Croskery-Hewitt said in Australia, women do not have to prove they will suffer stigma-related abuse in their own country, and have more streamlined pathways. That requirement needed to be removed here, and a new visa created for women with children who were New Zealand citizens, she said.

Sahaayta migrant support services counsellor Zoya Kara said many ethnic women were completely disempowered. “They don’t know what the law is, what they're eligible for, and sometimes they don't even have access to their own passports. They are told ‘I bought you in to the country, I can get you kicked out.’

“They endure the physical and emotional violence because of the fear of going back, which comes with a lot of stigma.”

Non-profit organisations Shakti, Hamilton’s Shama, Wellington Women’s Refuge and Wellington Community Law all told INZ its bar was too high and decisions inconsistent.

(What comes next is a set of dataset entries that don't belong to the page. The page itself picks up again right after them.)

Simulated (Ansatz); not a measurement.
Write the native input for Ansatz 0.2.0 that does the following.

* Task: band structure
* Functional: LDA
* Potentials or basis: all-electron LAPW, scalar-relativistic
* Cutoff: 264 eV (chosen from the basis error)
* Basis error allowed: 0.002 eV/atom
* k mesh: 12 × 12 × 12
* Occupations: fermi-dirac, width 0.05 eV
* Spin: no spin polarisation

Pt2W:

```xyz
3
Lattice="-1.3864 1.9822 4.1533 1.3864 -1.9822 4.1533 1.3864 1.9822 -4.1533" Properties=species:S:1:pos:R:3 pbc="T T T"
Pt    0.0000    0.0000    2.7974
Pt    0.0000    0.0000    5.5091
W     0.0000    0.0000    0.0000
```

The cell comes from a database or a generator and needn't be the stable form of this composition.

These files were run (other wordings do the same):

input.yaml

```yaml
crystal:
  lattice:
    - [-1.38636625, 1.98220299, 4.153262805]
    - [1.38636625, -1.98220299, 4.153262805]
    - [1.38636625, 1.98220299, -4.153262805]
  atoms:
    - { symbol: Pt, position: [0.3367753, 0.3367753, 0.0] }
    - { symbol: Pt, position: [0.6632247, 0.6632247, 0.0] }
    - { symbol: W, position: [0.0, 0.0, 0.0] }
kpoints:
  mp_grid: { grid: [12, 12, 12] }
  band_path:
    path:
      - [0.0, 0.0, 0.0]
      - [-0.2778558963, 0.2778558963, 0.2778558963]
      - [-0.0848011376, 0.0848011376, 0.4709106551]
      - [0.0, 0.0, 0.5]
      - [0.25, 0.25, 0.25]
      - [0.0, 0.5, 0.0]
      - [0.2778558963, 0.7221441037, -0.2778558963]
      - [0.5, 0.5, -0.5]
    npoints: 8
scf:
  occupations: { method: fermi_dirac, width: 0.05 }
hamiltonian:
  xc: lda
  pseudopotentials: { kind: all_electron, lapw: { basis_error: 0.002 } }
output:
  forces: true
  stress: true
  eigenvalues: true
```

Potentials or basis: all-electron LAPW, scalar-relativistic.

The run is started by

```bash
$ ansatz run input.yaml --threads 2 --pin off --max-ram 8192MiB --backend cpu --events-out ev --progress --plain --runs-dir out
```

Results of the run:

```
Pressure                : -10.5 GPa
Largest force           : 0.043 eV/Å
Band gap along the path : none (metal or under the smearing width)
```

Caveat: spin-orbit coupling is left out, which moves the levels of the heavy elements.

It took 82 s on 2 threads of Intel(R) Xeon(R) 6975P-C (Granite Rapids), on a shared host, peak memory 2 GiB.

One Fijian-Indian woman had her application declined, despite INZ’s own research finding that “divorce may well be the ugliest word in the [Fijian] Indian community. So much stigma does it contain that … there remain many parents who would prefer to see their children, especially daughters, live miserably for the rest of their lives rather than be divorced … When a man abuses his wife, the community not only expects her to suffer it, but often blames her for it too”.

Past appeals by Wellington Community Law to former Immigration Minister Iain Lees-Galloway and undersecretary for justice Jan Logie have failed. In 2018, Lees-Galloway said policy change was not a current priority.

Immigration Minister Kris Faafoi was not available for an interview. In a statement, he said the report would guide improvements in dealing with visa applicants.

“As a result of the report, INZ will be making changes in some areas of operations to address the recommendations.

“I will be keeping an eye on how progress is made, and I will be looking at policy-related issues raised in the report to see where changes might be appropriate.”

An INZ spokesperson said improving the department’s approach to preventing and responding to family violence was an “ongoing priority”.

“INZ and relevant teams within the Ministry of Business, Innovation and Employment (MBIE) have started to implement actions to respond to findings identified in the report.

“This includes designing specialist family violence training for staff, providing the NGOs with a dedicated INZ point of contact, using the Language Assistance Services Programme for interpreting, and improving INZ’s information provision on family violence visas.”

More operational and policy changes may be considered in the future, the spokesperson said.

A Stuff investigation as part of the Homicide Report found after Pākehā and Māori, South Asian and Fijian-Indian women are the third most likely to die at the hands of partners or ex-partners, with their deaths typically extremely violent.